Supreme Court of Canada
King's (N.S.) Election Case (1891) 19 SCR 526
Date: 1891-10-29
CONTROVERTED ELECTION FOR THE ELECTORAL DISTRICT OF THE COUNTY OF KING'S (N.S.).
Frederick W. Borden (Respondent)
Appellant
And
David Berteaux (Petitioner)
Respondent
1891: Oct. 29.
Present:—Sir W. J. Ritchie, C.J., and Strong, Fournier, Taschereau, Gwynne and Patterson JJ.
ON APPEAL FROM THE DECISION OF THE SUPREME COURT OF NOVA SCOTIA.
Election petition—Preliminary objections—Service at domicile—R. S. C. ch. 9, sec. 10.
Held, that leaving a copy of an election petition and accompanying documents at the residence of the respondent with an adult member of his household during the five days after the presentation of the same is a sufficient service under sec. 10 of the Dominion Controverted Elections Act even though the papers served do not come into the possession or within the knowledge of the respondent. [See now 54-55 Vic. ch. 20, sec. 8.]
Appeal from the decision of the Supreme Court of Nova Scotia overruling and dismissing the preliminary objections of the said appellant, Frederick W. Borden, the respondent in the court below to the petition against the election of the said Frederick W. Borden presented by the said respondent, David Berteaux, at the office of the clerk of the court at Halifax, on the twentieth day of April, A.D. 1891.

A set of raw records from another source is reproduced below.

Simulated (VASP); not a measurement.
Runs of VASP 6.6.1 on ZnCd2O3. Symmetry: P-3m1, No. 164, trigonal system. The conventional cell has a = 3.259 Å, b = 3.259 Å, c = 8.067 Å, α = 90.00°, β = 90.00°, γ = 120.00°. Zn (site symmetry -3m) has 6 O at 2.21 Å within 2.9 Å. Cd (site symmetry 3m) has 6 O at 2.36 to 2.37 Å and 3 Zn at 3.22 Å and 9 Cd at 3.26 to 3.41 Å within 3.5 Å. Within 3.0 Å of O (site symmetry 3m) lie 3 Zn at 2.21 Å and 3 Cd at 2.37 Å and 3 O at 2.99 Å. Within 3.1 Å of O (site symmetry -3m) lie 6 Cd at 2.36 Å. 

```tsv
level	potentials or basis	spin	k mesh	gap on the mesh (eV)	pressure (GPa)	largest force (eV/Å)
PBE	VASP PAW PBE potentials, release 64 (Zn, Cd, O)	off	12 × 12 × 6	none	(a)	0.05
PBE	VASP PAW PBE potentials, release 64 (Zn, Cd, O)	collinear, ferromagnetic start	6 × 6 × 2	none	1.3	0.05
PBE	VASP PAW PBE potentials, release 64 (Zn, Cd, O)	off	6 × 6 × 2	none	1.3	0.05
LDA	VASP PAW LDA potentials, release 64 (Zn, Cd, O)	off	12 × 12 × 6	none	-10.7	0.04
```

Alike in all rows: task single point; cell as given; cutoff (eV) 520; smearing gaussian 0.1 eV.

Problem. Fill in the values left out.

A number of objections were taken in the said preliminary objections, but these have been confined by notice pursuant to subsection 3 of sec. 51, chapter 9 of the Revised Statutes of Canada, to certain questions.
[Page 527]
The present appeal was decided upon the fourth question submitted, which is as follows:
Fourthly—Did the act of leaving a copy of the said petition and accompanying documents at the domicile of the said Frederick W. Borden at Canning in the said County of King's with the wife of the said Frederick W. Borden during the five days after the presentation of the same or within the term of the service of the said petition as extended by the order of Mr. Justice Meagher without the said copy of petition or papers coming to the possession or knowledge of the said Frederick W. Borden constitute a service of the said petition and accompanying documents so as to authorize further proceedings thereon?
The petitioner resides at Somerset in the County of King's. The sitting member (appellant) resides at Canning in said County of King's. The petition was filed at Halifax on the 20th April, 1891.
On the 25th April the petitioner obtained an order extending the time for serving the petition.
On the 30th April an order was made by Mr. Justice Graham to serve the petition on the appellant at Ottawa.
The petition and receipts, notice of its presentation, and the orders extending the time for service and directing service upon the respondent at Ottawa, were served upon the said respondent at Ottawa. The said petition and accompanying papers were served at the domicile of the said respondent, at Canning in the County of King's, within five days after the presentation of the petition, and again within the extended time for effecting service of the same.
Roscoe for appellant:
As to the fourth question, there is no evidence that the appellant ever saw or heard of the papers that were left at his residence.
[Page 528]
Section 11 of the act provides for the same manner of service—personal service—of the petition and papers as in civil matters or in such other manner as prescribed.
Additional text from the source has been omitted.